CHARLESTON, W.Va. -- Kashuan Haley's fourth-quarter touchdown run that brought Capital to within 28-21 of host Martinsburg on Saturday led to a plan that never came to fruition.
"I said to him, 'We're going to stop them, we're going to score and we're going to go for two,'" Capital Coach Jon Carpenter said Sunday, relating his conversation with sophomore quarterback Tyrhee Pratt that occurred after Haley's score with 4:47 left in the Class AAA playoff semifinal at Cobourn Field in Martinsburg a day earlier.
"He said, 'What are we going to do?' and I said, 'You're going to run it.' It was that simple. Everybody knew it," Carpenter said.
The No. 3 seed Cougars (11-2) never got the chance.
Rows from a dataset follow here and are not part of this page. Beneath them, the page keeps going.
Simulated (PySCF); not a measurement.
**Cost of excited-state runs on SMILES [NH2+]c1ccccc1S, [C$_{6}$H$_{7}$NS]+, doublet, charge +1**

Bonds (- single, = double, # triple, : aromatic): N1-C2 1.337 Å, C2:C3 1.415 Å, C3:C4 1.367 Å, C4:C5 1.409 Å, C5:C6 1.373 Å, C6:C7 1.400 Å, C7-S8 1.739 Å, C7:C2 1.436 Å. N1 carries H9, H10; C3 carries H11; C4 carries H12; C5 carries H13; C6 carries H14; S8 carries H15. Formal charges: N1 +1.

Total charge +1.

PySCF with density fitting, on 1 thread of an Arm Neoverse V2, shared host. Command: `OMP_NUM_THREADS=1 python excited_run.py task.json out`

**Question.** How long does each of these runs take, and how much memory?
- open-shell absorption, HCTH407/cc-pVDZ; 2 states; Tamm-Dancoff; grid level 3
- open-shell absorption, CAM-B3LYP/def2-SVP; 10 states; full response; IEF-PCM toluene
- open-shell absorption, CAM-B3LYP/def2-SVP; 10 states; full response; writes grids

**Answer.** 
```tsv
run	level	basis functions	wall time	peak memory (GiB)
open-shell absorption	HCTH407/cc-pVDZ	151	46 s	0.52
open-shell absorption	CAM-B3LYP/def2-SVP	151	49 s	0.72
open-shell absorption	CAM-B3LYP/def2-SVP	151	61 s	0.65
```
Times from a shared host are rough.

Martinsburg drove to the Capital 35-yard line with 1:25 left before calling timeout on third down. After the break, Bulldog running back Deamonte Lindsay broke through the Capital defensive run and ran for a touchdown that put the game out of reach.
The No. 2 seed Bulldogs (12-1) won 35-21, and will play top-seeded Huntington (13-0) at Wheeling Island Stadium at noon Saturday.
Should Martinsburg win it would mark the first time in history a Class AAA team has won four consecutive football state championships.
"I was pleased with that. I thought we made it a game and had a couple chances to win," Carpenter said.
Senior defensive tackle Jaisson Dyer agonized over Lindsay's score, breaking down in tears on his way back to the Capital sideline. Carpenter said Dyer and his fellow seniors have helped put Capital back on the statewide football map, but that Martinsburg enjoys a benefit of his recent streak every time it plays.
"I told Jaisson that by Saturday, the kids that are his age at Martinsburg have played 16 more games than most kids his age," Carpenter said. "They will have played in four state championship games in their career. That's almost two more regular seasons than a team that doesn't make the playoffs."
It was Pratt's emergence as a leader in the second half, however, that had the largest impression on the fourth-year Capital coach. Carpenter compared it to the play of a former Kennedy Award winner.
"I think he wanted to fight yesterday. Marc Kimes at Parkersburg had that," Carpenter said. "Kimes had this mentality that, 'We're going to win this thing no matter what. Even if I get my arms ripped off we're going to win this.'"
Kimes won the Kennedy Award in 2001, when he led Parkersburg to its second state championship in three years and led his team in rushing and passing yards.
"He is kind of taking on that kind of mentality of being tough and having the willingness to win," Carpenter said of Pratt. "There wasn't much he could do in my eyes to be better, but yesterday for him? That was huge."
Pratt finished the game with a team-high 81 rushing yards on 25 carries, and completed 12-of-16 passes for 154 yards and a touchdown.